In a new book, Network chief of research Stefaan Verhulst and Network coordinator Andrew Young explore the potential of open government data to create positive impacts in developing economies. The book, which arose out of a collaboration between the GovLab, USAID, FHI 360 and the Web Foundation, is premised on the belief that while there is increasing belief that open data can create social and economic transformation, much of the the evidence to date has focused on high income countries. To address this knowledge gap, Open Data in Developing Economies features 12 case studies on open data initiatives from across the developing world to inform an analysis of the types of impact open data is having, and the conditions under which open data can bring positive social and economic change.
In addition to the case studies, the book offers a number of tools for policymakers, practitioners, and researchers, including the Periodic Table of Open Data, which presents a number of conditions that could either bolster or hamper the effectiveness of the use of open data. It also provides a logic model of open data to enable more a more nuanced understanding of the open data value chain.
The book is available both as a free PDF download, and in a physical version.
From the publisher:
Recent years have witnessed considerable speculation about the potential of open data to bring about wide-scale transformation. The bulk of existing evidence about the impact of open data, however, focuses on high-income countries. Much less is known about open data’s role and value in low- and middle-income countries, and more generally about its possible contributions to economic and social development.

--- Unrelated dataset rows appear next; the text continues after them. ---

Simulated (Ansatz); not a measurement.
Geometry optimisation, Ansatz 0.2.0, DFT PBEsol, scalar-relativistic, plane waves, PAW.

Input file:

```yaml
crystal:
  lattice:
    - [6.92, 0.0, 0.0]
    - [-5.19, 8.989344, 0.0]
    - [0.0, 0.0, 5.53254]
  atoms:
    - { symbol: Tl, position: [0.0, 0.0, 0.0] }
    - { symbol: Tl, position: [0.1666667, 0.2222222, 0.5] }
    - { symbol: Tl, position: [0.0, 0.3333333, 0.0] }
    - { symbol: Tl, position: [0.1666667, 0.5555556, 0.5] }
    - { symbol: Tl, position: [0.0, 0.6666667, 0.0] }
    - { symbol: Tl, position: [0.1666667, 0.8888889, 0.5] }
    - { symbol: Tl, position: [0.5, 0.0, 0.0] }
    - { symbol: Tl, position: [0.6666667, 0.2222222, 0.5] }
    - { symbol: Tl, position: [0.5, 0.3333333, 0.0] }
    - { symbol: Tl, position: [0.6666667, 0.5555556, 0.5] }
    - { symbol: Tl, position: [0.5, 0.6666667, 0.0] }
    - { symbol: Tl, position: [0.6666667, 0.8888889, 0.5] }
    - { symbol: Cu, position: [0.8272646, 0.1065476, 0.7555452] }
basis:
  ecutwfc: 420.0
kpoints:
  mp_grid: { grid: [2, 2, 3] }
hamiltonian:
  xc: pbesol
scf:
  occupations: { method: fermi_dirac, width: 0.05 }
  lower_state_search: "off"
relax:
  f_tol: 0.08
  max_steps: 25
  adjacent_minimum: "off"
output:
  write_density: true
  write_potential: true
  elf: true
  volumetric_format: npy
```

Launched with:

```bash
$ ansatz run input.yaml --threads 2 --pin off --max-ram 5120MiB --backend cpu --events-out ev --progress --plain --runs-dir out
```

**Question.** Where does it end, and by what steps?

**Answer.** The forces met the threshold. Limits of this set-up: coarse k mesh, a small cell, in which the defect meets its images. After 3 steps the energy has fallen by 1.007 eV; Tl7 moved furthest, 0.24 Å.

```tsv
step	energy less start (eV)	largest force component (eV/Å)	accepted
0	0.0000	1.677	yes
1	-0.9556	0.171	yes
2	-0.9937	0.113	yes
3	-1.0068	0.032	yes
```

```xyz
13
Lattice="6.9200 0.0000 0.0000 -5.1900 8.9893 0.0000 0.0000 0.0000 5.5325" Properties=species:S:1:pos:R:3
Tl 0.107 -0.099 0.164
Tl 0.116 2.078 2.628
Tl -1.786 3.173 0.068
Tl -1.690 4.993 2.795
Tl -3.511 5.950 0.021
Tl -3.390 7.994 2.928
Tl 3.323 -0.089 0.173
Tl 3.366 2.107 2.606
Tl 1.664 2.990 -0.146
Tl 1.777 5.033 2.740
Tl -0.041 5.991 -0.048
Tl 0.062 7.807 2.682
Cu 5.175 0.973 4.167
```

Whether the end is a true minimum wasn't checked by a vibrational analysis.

Open Data for Developing Economies features in-depth case studies on how open data is having an impact across the developing world-from an agriculture initiative in Colombia to data-driven healthcare projects in Uganda and South Africa to crisis response in Nepal. The analysis built on these case studies aims to create actionable intelligence regarding: (a) the conditions under which open data is most (and least) effective in development, presented in the form of a Periodic Table of Open Data; (b) strategies to maximize the positive contributions of open data to development; and (c) the means for limiting open data’s harms on developing countries.